Adoption of conservation agriculture is a paradigm shift requiring huge efforts and tradeoffs at the individual and institutional level. It is a long-term solution to agricultural challenges in small land holding farming communities, especially in tropical regions. This technique is progressing at the research-scale, but adoption at the farmer level is low. Farmers and authorities face many hurdles, and institutional support, innovative policymaking, organizational collaboration, motivated think tanks and government supervision are of utmost need to develop a strong system that supports this type of holistic agriculture.
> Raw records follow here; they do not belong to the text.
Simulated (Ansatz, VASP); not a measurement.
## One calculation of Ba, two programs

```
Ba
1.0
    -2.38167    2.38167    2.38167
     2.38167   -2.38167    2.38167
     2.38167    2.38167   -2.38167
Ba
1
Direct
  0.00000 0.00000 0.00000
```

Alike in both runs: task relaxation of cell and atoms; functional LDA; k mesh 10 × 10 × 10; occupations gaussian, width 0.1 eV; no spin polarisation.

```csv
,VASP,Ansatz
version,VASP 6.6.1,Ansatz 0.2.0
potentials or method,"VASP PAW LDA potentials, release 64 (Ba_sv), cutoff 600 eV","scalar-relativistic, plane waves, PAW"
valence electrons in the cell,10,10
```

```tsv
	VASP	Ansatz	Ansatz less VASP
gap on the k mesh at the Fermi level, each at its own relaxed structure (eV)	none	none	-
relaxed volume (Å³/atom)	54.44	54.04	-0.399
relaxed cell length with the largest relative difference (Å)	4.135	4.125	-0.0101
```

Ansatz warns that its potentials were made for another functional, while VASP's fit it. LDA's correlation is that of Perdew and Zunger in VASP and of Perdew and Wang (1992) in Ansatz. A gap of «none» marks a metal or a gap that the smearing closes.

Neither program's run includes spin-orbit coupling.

One of the most important policies to promote conservation agriculture is “Save and Grow” coined by the Food and Agriculture Organization of the United Nations. It asserts the idea that sustainable production and economics go hand in hand and has simplified and clarified the theme of conservation agriculture. It promotes the theory explicitly by providing pragmatic solutions and uses experience-based facts to support the practices of conservation agriculture. Some examples include improved food chains and value added products, eco-friendly farming and the implementation of conservation principles for economic benefit.

Intensified production is still possible under conservation regime with benefits of lower capital cost, reduced inputs, flexibility (adaptation), enhanced ecosystem efficiency and environmental protection. Most policy work has been based on modified tillage practices in the past. In some parts of world, conservation has been narrated as transformed tillage packages like zero tillage, reduced tillage, minimum tillage, etc. but we know that it is much more than that and a shift has been observed in which think tanks are working to integrate all the principles of conservation agriculture. Previously, adoption was higher in North and South America and Australia followed by Europe and Eurasian countries.

The reasons behind greater adoption in these regions include more research being conducted, advanced technology, larger areas for agriculture and social awareness. In the last ten years, conservation agriculture has been spreading in Asia and Africa, as well as in Europe. At present, there are some 125 million hectares of arable crop land under conservation agriculture, corresponding to about 9% of global crop land, spread across all continents and agro ecologies, with some 50% of the area being located in developing countries.

Institutions are the main hub for information gathering, knowledge sharing and technology transfer; thus, the role of institutional development in agriculture is very significant. A great deal of work is being done to encourage the adoption of conservation agriculture at national and international levels. Governments are sensing the vitality of these important systems and reinforcing the approach through many actions.

In developed countries, the scientific community is leading the way by innovating and modifying steps for sustainability. But now a shift is under progress. Authorities are becoming aware of their responsibilities, and public sector movements towards the adoption of conservation agriculture are flourishing. Institutions are supporting the farming community to utilize subsidized conservation packages. Incentives and visual economic profitability helps to promote adoption rate and reduce concerns of the farming community.

Adoption of zero tillage in rice-wheat cropping systems in the Indo-Gangetic plains is a successful case of conservation agriculture adoption in developing world. It has been made possible by the consistent efforts of renowned institutions like FAO, CSISA, CIMMYT, ICARDA, ICRISAT, etc. in collaboration with local governments and NGOs. Similarly, a great deal of work is progressing in Central Asia, Africa and other regions. Conservation approaches like organic farming, zero tillage, permanent bed planting, deficit irrigation, direct seeded rice and pastoral farming are not only becoming popular in the world of research and policy, but are also being adapted at farm-level.

The state of conservation agriculture in the world today could be improved through further institutional support and policy making in future. It is important for policy makers to think in long-term developments and integrated approaches, even across sectors and ministries. One great way to start this would be to finance study tours, field days and other opportunities for farmers to meet each other and discuss conservation issues of mutual interest to stimulate innovations.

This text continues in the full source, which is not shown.